In other words, we ran up the national credit card so that the biggest beneficiaries of the global economy could keep an even bigger share of the take.

So far we’ve been able to get away with this mountain of debt because foreign central banks — particularly China’s — want us to keep buying their exports. But this easy credit won’t continue forever. At some point, foreigners will stop lending us money, interest rates will go up, and we will spend most of our nation’s output paying them back.

If we’re serious about avoiding such a future, then we’ll have to start digging ourselves out of this hole. On paper, at least, we know what to do. We can cut and consolidate nonessential programs. We can rein in spending on health-care costs. We can eliminate tax credits that have outlived their usefulness and close loopholes that let corporations get away without paying taxes. And we can restore a law that was in place during the Clinton presidency — called Paygo — that prohibits money from leaving the federal treasury, either in the form of new spending or tax cuts, without some way of compensating for the lost revenue.

If we take all of these steps, emerging from this fiscal situation will still be difficult. We will probably have to postpone some investments that we know are needed to improve our competitive position in the world, and we will have to prioritize the help that we give to struggling American families.

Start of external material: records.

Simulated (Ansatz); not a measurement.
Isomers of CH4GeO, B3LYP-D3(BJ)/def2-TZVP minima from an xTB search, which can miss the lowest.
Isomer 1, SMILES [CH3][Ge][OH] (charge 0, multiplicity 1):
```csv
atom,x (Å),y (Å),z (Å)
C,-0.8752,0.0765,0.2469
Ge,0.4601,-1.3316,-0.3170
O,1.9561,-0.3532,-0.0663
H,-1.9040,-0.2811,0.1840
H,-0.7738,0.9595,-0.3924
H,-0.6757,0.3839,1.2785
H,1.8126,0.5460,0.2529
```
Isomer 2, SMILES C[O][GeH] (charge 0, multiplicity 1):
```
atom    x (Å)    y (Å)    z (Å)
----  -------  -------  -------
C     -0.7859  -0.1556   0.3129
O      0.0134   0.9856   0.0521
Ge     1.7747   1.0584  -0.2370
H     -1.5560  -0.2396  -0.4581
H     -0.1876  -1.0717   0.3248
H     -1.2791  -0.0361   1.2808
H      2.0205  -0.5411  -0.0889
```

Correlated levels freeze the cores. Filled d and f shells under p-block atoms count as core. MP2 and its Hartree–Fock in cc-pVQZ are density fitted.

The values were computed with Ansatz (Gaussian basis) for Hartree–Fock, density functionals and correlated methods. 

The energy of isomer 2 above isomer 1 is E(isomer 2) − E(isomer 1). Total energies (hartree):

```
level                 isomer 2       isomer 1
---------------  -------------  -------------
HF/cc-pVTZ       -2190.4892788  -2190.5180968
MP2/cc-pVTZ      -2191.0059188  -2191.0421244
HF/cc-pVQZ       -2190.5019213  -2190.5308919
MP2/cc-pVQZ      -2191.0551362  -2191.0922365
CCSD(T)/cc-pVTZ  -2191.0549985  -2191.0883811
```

But even as we make these difficult choices, we should ponder the lesson of the past six years and ask ourselves whether our budgets and our tax policy really reflect the values that we profess to hold.

“IF THERE’S CLASS warfare going on in America, then my class is winning.”

I was sitting in the office of Warren Buffett, chairman of Berkshire Hathaway and the second richest man in the world. I had heard about the famous simplicity of Buffett’s tastes — how he still lived in the same modest home that he’d bought in 1967, and how he had sent all his children to the Omaha public schools.

Still, I had been a little surprised when I walked into a nondescript office building in Omaha and entered what looked like an insurance agent’s office, with mock wood paneling, a few decorative pictures on the wall, and no one in sight. “Come on back,” a woman’s voice had called out, and I’d turned the corner to find the Oracle of Omaha himself, chuckling about something with his daughter, Susie, and his assistant, Debbie, his suit a bit rumpled, his bushy eyebrows sticking out high over his glasses.

Buffett had invited me to Omaha to discuss tax policy. More specifically, he wanted to know why Washington continued to cut taxes for people in his income bracket when the country was broke.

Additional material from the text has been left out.